Always keep your mobile phone with you
My mother was an early adopter. She was one of the first people to have a cell phone in Ontario. It was a bag phone that she kept in a Toronto Maple Leafs tote bag. Whenever she left the house, she would take it with her in case of emergency. Back in those days the cell phone was not thought of a communication tool, but more so as a emergency device for contacting 911 or CAA, if necessary. It was far too big to fit in a purse and it cost too much for casual calls. Thankfully, she didn’t have to use it for any emergency, but it was always good for her to have, just in case.
During the windstorm last week in Vancouver, alot of trees fell down in Stanley Park and a disconnected mobile phone was used to find a homeless man trapped for 6 days according to this Globe and Mail report.
Six days after a massive windstorm toppled thousands of trees in Stanley Park, a homeless man phoned police to say he was trapped and penned in by branches, limbs and tree trunks.
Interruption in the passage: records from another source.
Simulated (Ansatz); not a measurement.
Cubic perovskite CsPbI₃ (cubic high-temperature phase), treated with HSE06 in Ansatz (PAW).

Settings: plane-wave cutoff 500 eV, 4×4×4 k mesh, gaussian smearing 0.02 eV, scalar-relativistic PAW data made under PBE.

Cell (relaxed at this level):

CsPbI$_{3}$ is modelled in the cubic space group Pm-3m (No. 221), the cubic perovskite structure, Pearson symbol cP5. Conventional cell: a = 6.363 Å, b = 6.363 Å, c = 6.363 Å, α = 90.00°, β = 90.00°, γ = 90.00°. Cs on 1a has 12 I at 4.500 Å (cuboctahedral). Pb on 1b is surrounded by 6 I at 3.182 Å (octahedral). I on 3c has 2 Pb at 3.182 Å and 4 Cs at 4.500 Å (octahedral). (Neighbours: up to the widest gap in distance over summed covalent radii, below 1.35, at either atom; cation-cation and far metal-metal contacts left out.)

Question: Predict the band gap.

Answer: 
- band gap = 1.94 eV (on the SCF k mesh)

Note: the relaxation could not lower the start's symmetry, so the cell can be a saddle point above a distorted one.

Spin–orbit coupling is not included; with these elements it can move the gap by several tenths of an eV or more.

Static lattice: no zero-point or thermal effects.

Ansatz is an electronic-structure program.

Four brief 911 calls were received Wednesday afternoon, but officers couldn’t believe what they were hearing, said Constable Howard Chow of the Vancouver Police Department.
In brief spurts, the caller gave his location near Pipeline Road before his cellphone battery ran out.
“He says, ‘I’m stranded’ and calls back later when he gets enough juice each time, and this happened four times,” Constable Chow said. Using tidbits of information based on landmarks the trapped man could see, the mounted squad searched the area and found him.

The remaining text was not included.